Imputation with qtl2

Bowen Jones

unread,

Nov 24, 2020, 9:21:23 AM11/24/20

to R/qtl2 discussion

Hi Dr. Broman,

As I previously mentioned, we have data from an RIL population that we wish to impute using qtl2. We are implementing a dglm model which has no tolerance to missing values whatsoever, so we require a complete implementation. Additionally, the existing data has been verified with multiple methods, so we are confident in their accuracy and wish to retain their original values.

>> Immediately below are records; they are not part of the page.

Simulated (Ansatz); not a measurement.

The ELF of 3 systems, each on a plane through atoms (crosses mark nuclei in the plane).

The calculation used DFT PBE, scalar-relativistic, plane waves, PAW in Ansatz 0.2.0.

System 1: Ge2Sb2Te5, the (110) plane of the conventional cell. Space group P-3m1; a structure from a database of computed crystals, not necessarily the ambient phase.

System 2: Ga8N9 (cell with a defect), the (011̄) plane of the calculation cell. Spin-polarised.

I used the viterbi(), sim_geno() and maxmarg() functions on our data and found that they all update the existing data and provide 3 output values as opposed to our desired 2 ("A" or "B"). Is there a way to accomplish both of our goals?

Thanks,

Bowen Jones

Karl Broman

unread,

Nov 24, 2020, 10:38:20 AM11/24/20

to R/qtl2 discussion

Dealing with missing genotype information has been a fundamental part of QTL analysis (for example the Lander and Botstein (1989) paper on interval mapping). If you are going to use a regression method that doesn't allow for missing covariate information, my main suggestion would be to use the approach of Haley and Knot (1992), which is to use genotype probabilities in place of the genotypes themselves.

If you need hard calls of genotypes, then the three basic methods are the ones you mentioned. But the main approach we take is to separate the sequence of true underlying genotypes, G_1, G_2, ..., G_M, from the observed marker genotypes O_1, O_2, ..., O_M, allowing for some constant genotyping error. viterbi finds the sequence G_i that maximizes the joint probability Pr(G | O). maxmarg just maximizes the marginal distribution Pr(G_i | O) at each position i. sim_geno simulates from the joint distribution.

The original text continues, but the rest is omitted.